Search code examples
pythonbeautifulsoupurlliblarge-data

Python, 'IndexError: list index out of range' when parsing large arrays BeautifulSoup


I keep on getting the following error:

Traceback (most recent call last):
  File "C:\Users\User\Documents\Project.py", line 100, in <module>
    parseData(array)
  File "C:\Users\User\Documents\Project.py", line 91, in parseData
    name2 = pageSoup.findAll('div', {'class': 'item-title'})[0].string
IndexError: list index out of range

The array being passed into the function holds a couple thousand URL's. When I tested with an array of a much shorter length in the hundreds it was functional, finishing with no problems. I'm not too sure to why it is not functional when a larger array is used as an input.

def parseData(urls):
    f = io.open('output.txt', 'a', encoding='utf-8')
    for url in urls:
        response = urllib.request.urlopen(url)
        responseContent = response.read()
        pageSoup = BeautifulSoup(responseContent, 'html.parser', from_encoding="utf-8")
        if 'https://example.com' in url:
            name = pageSoup.findAll('h3', {'class': 'tb-main-title'})[0].string
            price = pageSoup.findAll('em', {'class': 'tb-rmb-num'})[0].string
            link = url
            print('Retriving data from ' + str(link) + '...\n' + str(name) + ':' + str(price))
            f.write('\n' + str(link) + '\n' + str(name) + '\n' + str(price) + '\n')

        elif 'https://example2.com' in url:
            name2 = pageSoup.findAll('div', {'class': 'item-title'})[0].string
            price2 = pageSoup.findAll('span', {'class': 'cur-price'})[0].string
            print('Retriving data from ' + str(link) + '...\n' + str(name2) + ':' + str(price2))
            f.write('\n' + str(link) + '\n' + str(name2) + '\n' + str(price2) + '\n')

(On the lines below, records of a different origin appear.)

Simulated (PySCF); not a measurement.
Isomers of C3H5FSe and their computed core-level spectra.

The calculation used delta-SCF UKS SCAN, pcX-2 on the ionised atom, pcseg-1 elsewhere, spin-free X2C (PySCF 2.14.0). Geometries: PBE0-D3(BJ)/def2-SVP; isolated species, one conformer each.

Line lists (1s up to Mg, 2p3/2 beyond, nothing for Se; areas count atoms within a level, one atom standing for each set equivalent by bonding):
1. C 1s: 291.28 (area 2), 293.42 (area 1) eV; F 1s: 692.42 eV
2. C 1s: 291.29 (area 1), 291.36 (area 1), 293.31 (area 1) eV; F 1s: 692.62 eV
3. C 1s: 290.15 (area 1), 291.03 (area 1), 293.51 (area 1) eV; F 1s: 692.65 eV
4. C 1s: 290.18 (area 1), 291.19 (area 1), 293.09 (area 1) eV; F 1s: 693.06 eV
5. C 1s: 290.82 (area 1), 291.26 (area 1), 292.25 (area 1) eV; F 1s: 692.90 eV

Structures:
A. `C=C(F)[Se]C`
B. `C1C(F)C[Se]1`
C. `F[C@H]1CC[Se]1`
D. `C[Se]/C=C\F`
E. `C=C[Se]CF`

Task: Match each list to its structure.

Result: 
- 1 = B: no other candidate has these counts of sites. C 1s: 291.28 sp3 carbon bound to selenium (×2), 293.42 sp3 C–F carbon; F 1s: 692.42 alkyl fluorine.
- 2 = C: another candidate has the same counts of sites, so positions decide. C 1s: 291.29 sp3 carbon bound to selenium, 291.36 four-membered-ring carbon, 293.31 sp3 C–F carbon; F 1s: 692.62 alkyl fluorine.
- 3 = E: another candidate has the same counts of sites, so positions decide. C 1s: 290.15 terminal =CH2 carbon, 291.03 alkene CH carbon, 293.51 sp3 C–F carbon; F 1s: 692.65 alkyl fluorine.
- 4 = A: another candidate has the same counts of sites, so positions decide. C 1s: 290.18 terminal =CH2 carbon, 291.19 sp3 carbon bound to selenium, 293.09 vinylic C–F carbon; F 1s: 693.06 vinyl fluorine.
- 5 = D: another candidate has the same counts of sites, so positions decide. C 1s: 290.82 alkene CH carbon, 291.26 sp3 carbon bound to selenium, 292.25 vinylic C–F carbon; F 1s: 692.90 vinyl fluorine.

Thank you for taking the time to check this out, any help is much appreciated! :)


Solution

  • This improve above response

    import urllib.request
    from bs4 import BeautifulSoup
    from collections import namedtuple
    Data = namedtuple('Data', 'link name price')
    
    def parseData(url):
        link = None
        name = None
        price = None
    
        with urllib.request.urlopen(url) as response:
            if response:
                # responseContent = response.read()
                pageSoup = BeautifulSoup(response, 'html.parser', from_encoding="utf-8")
                if 'https://example.com' in url:
                    try:
                        name = pageSoup.findAll('h3', {'class': 'tb-main-title'})[0].string
                        price = pageSoup.findAll('em', {'class': 'tb-rmb-num'})[0].string
                    except IndexError as e:
                        pass
                elif 'https://example2.com' in url:
                    breakpoint()
                    try:
                        name = pageSoup.findAll('div', {'class': 'item-title'})[0].string
                        price = pageSoup.findAll('span', {'class': 'cur-price'})[0].string
                    except IndexError as e:
                        pass
                link = url
                print('Retriving data from ' + str(link) + '...\n' + str(name) + ':' + str(price))
            return Data(link=link, name=name, price=price)
    
    
    urls = ["https://www.yahoo.com", "https://www.google.com"]
    
    
    if __name__ == "__main__":
        for url_ in urls:
            data = parseData(url_)
            if data.link and data.name and data.price:
                with open('output.txt', 'a', encoding='utf-8') as f:
                    f.write('\n' + str(link) + '\n' + str(name) + '\n' + str(price) + '\n')